System Design Fundamentals

Service Discovery

A

Service Discovery

The Problem: Finding Your Way in a Dynamic World

Imagine you’re building an e-commerce platform with microservices. Your order service needs to call the inventory service to check stock levels before confirming a purchase. In a monolithic system, this is simple—you call a function within the same process. But in microservices, the inventory service lives on a different host, accessible only via HTTP requests to an IP address and port.

Here’s the catch: that IP address and port are constantly changing. Containers crash and restart on new machines. Auto-scaling spins up three new instances to handle load, then scales back down. A deployment pushes a new version to different hosts. Service instances are ephemeral—they live and die unpredictably.

You could hardcode the inventory service’s URL into the order service’s configuration. But the moment that instance dies or moves, your requests start failing. You’d need manual intervention to update configuration files and redeploy the order service. This brittle approach quickly becomes a nightmare at scale.

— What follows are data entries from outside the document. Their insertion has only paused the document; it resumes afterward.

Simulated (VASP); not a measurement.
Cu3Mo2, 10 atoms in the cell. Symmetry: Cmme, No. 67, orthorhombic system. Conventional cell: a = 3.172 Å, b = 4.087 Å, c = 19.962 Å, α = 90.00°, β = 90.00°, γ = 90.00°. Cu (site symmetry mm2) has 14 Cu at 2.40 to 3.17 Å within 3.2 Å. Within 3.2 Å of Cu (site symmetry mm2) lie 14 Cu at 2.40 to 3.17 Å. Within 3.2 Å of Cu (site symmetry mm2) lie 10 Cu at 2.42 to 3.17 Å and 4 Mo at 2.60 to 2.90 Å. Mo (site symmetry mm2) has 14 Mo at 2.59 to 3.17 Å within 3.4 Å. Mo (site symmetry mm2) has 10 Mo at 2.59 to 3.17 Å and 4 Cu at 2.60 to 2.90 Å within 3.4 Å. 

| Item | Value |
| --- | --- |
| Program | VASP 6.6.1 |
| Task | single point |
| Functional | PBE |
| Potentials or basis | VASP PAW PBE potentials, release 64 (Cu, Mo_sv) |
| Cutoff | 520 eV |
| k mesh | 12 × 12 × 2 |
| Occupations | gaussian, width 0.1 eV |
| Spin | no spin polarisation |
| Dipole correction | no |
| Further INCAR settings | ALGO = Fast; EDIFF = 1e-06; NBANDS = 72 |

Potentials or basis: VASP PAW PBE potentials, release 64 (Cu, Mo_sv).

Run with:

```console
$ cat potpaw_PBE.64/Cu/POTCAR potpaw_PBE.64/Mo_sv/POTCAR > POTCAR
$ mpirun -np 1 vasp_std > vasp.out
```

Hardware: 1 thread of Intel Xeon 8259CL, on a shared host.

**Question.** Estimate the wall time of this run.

Service discovery solves this fundamental problem: how do services dynamically find and communicate with each other when their locations constantly change?

What Is Service Discovery?

Service discovery is a runtime mechanism that maintains a living, breathing registry of service instances and their network locations. It answers one essential question: “Which instances of service X are currently running and healthy?”

The system consists of three parts:

  1. The Service Registry — A database or distributed system that stores information about available service instances (hostname, IP address, port, health status, metadata). This is the source of truth.

  2. Service Registration — The mechanism by which services add themselves to the registry when they start, and remove themselves when they shut down gracefully. Services also send regular heartbeats to prove they’re still alive.

  3. Service Discovery — The mechanism by which clients find and use service instances. When a client needs to make a request, it queries the registry, gets back a list of healthy instances, and picks one to contact.

Two fundamental patterns govern how this works: client-side discovery and server-side discovery.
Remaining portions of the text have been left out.